The Manti Te’o jokes are funny, but let’s all try to remember, a person
that never existed is dead.

Te’o is projected to be taken #1 in the fantasy draft.

“Hello Oprah? This Manti Te’o. Do you have time next week for an
interview? I have something I need to get off my chest.”

Notre Dame has Manti Te’o on suicide watch this year for fear that he might discover that the Easter Bunny isn’t real.

Q: How do you get a Notre Dame graduate off your front porch?
A: Give him pizza money.

Q: Do you know why they couldn’t have a nativity scene at Notre Dame?
A: They couldn’t find three wise men or a virgin.

Q: Why did the chicken cross the road?
A: To get as far away from Notre Dame as possible

Q: What’s the difference between Princess Di and the ND Whining Irish??
A: ND makes it through the end of the tunnel before they get killed.

Did you hear that Bob Davie is dressing only 15 players this season? The rest can dress themselves.

Q: What does a Notre Dame say when he sees you?
A: Would you like fries to go with that, sir?

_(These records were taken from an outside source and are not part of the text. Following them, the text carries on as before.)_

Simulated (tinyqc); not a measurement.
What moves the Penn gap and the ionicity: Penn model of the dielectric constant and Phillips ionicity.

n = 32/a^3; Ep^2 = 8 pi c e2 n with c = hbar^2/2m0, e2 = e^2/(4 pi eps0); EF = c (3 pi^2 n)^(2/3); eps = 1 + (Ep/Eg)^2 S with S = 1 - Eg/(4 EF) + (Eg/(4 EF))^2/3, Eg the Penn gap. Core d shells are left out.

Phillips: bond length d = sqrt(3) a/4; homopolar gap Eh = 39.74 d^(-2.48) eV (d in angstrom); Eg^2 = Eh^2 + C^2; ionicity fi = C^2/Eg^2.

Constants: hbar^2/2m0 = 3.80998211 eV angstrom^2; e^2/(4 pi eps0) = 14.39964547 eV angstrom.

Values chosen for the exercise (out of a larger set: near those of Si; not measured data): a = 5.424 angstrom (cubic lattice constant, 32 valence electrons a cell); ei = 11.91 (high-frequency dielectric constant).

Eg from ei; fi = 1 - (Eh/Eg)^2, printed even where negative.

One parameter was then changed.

Q: What is the difference between a Notre Dame fan and a three-week-old puppy?
A: Eventually the puppy will stop whining.

Q: What do you call 30 Notre Dame students in a basement?
A: A whine cellar.

Q: Why are they planning to resurface Notre Dame Stadium with cardboard?
A: Because the Irish always play better on paper.

Q: What do you get when you cross a pig with a Notre Dame graduate?
A: Nothing. There are some things a pig just won’t do.

Q: Why do Notre Dame graduates put a copy of their diploma in the window of their vehicles?
A: So they can park in handicap spaces.

Q: How many Notre Dame football players does it take to change a light bulb?
A: Just two, but they each get three hours credit.

Q: Do you know where Tom Osborne moved after he retired?
A: South Bend, he wanted to get as far away from football as he could.

Q: Did you hear that two of the Notre Dame playbooks were stolen?
A: Charlie Weis very upset. He didn’t even finish coloring them.

Q: Did you hear about the two Notre Dame fans who froze to death at the drive-in movie?
A: They went to see “Closed for the Winter.”

Q: What did the ND football player get on his final exam?
A: Drool.

Q: What’s the difference between the Notre Dame cheerleaders and the Titanic?
A: Only a couple thousand people went down on the titanic.

Q: What do the Fighting Irish and Marijuana have in common?
A: They both get smoked in a bowl.

Q: You’re stranded on an island with a cannibal, a murderer, and a Notre Dame fan. You have a gun, but there are only two bullets left. Who do you shoot?
A: The Notre Dame fan (twice.)

Q: What do Notre Dame fans and a beer bottle have in common?
A: They’re both empty from the neck up.

Q: How do you get a Notre Dame Grad off your front porch?
Pay him for the pizza.

Q: What do a call a 250 lb. Notre Dame Cheerleader?
A: Anorexic.

Q: What do you get when you cross a pig with a Notre Dame graduate?
A: Nothing. There are some things a pig just won’t do.

A fellow walks into a bar, orders a drink, and asks the bartender if he’d like to hear a good Notre Dame joke.

“Listen buddy,” he growled. “See those 2 big guys on your left? They were both linemen on the Notre Dame football team. And that huge fellow on your right was a world-class wrestler at Notre Dame. That guy in the corner was Notre Dame’s all-time champion weight lifter. And I lettered in 3 sports at Notre Dame. Now, are you absolutely positive you want to go ahead and tell your joke here?”

“Nah, guess not,” the man replied. “I wouldn’t want to have to explain it 5 times.”